Reply to post: Re: "why not try for devotion?"

Microsoft chief Satya drops an S bomb in Windows 10, cloud talk

Trevor_Pott Gold badge

Re: "why not try for devotion?"

Maybe we aren't. Everyone has different things that matter to them. Microsoft is catching up in some areas (containers, for example) but is at par in most places and completely wrecking the competition in others (hybrid on premises/hosted/public self service virtualization a.k.a "hybrid cloud").

Let me be perfectly clear here: while Microsoft may be behind on individual features with individual products very few companies have the hybrid infrastructure, automation and orchestration capabilities of Microsoft. Fewer still make those capabilities as easy to use.

Openstack is possibly more comprehensive than Microsoft's stack, but is harder to use. (Which, given how horrible System Center is, is saying something.) ZeroStack is a startup that removes a lot of the installation and configuration headaches for Openstack and provides a decent user experience, but they do so through a SaaS management plane riddled with data soverignty concerns that they don't seem to care to acknowledge, let alone address. There are a handful of other Openstack offerings that might be useful one day, but aren't quite there yet.

Yottabyte has a hybrid cloud that isn't as feature rich as Microsoft's yet (they're missing the app store) but is otherwise fucking spectacular to use. Sadly, they're too small to be a real threat quite yet.

VMware has all the pieces of the puzzle, but they cost a mint, are crazy hard to install and even harder still to use in concert. (How the hell do you make something more miserable than System Center, I ask you?) VMware does the basic virtualization quite well. They even do basic hybrid cloud in an almost usable way. But they are completely worthless at automation and orchestration. Which is why they only have a handful of customers for those software layers.

Cisco has a complete-ish offering based on Openstack, but they are still putting the pieces together into something cohesive. They'll be a threat in a few months, if they don't flub it.

IBM's Softlayer can be pretty awesome, but nobody can afford it.

LOL, HP.

Beyond this I could start putting together stacks of software and they'd amount to what Microsoft has, but they'd be almost a dozen vendors. Almost all of which are startups that may or may not be there in two years.

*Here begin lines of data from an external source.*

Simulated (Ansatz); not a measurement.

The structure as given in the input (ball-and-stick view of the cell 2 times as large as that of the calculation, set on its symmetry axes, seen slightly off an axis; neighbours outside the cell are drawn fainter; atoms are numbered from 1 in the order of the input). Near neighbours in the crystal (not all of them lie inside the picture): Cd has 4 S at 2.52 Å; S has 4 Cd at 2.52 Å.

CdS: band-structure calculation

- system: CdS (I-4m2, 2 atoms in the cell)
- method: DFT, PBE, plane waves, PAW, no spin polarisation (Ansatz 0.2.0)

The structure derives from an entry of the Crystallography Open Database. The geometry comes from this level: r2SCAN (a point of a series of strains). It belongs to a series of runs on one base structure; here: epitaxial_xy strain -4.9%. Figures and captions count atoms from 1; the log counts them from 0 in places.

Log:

So, for my money, Microsoft have some great technology that is better than most of what is on offer elsewhere. At least on the infrastructure side. Unfortunately, they're liars and scoundrels. Even more unfortunately, they're terrible at UIs and don't even know it. They measure themselves only against other large software vendors, all of whom are also terrible at UIs. But there are a whole bunch of startups out there who are great at UIs, and they have some compelling offerings on the table.

The next few years will be interesting, but for Microsoft I think it will mostly be with them serving as an example of how to get everything so close to right but not quite get the cigar.